Getting TV stations through the airwaves may seem like an anachronism in the age of streaming video online. But actually, the rise of Hulu and Netflix seems to be helping the rabbit ear industry.
Over the last few years, many of us cut the cord on cable in favor of streaming programming online. Hulu Plus ($8 a month), Netflix streaming ($8 a month) and even Amazon ($80 a year for Amazon Prime with free, instant access to shows and movies) all have the same sort of content as cable but costs much less than a $50-plus cable subscription.
It’s sparked industry analysts to predict the demise of the traditional cable package, even though some providers like Comcast believe they have started to right the ship, while claiming that massive cord-cutting has been exaggerated. Comcast recently announced that it lost “just” 17,000 video subscribers in the fourth quarter, which is the fewest in five years.
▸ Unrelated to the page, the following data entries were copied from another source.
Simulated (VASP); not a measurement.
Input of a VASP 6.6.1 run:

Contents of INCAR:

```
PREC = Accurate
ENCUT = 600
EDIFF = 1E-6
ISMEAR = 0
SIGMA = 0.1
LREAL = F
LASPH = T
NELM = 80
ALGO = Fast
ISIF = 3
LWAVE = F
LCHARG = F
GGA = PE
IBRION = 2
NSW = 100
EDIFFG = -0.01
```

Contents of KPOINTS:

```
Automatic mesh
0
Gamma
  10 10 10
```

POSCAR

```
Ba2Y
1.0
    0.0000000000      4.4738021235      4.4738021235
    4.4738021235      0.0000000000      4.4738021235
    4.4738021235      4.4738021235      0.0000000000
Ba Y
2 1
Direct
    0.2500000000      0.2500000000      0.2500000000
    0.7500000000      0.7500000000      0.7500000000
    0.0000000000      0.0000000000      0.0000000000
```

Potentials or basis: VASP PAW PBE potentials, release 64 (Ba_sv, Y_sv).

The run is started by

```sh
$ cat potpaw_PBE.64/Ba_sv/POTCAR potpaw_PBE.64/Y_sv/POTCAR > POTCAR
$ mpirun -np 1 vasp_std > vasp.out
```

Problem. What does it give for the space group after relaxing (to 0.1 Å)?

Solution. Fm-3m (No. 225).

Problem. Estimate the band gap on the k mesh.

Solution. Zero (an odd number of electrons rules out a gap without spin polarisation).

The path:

Naturally, with so many ways of getting broadcast content, you would think that accessing programming through an antenna would go the way of the Walkman. But actually, the industry is experiencing a bit of a boom.
According to The Wall Street Journal, TV-antenna sales are up – big. One retailer – Antennas Direct – says it expects to double last year’s sales of 600,000 antennas, which was itself an increase from 400,000 sold in 2010. Walmart even recently announced it would start stocking the seller’s antennas.
What’s going on? It seems that a number of consumers have decided to ditch cable altogether, and they are getting shows through a combination of over-the-air broadcast stations and online streaming services. “Every time that Hulu and Netflix enhance their services, our phones light up,” Richard Schneider of Antennas Direct told The Journal.
In a further hybrid of old and new technologies, a new service called Aereo will be launching in mid-March in New York that will allow cable-cutters to stream local broadcast signals online. It’ll be $12 a month, but will have a 30-day free trial period.
Still, the number of Americans who receive broadcast channels over the air is tiny, estimated at less than 10%. Most get those channels through their pay-TV packages that come with many more cable channels. But a lot of those channels are still accessible and completely free over the airwaves (after you purchase an antenna, of course, which ranges from as low as $10 to $150). And in parts of the country with good reception, it makes sense that consumers are turning to traditional rabbit ears while also getting content online. Most places in the U.S. can get on average 30 to 45 channels over the air.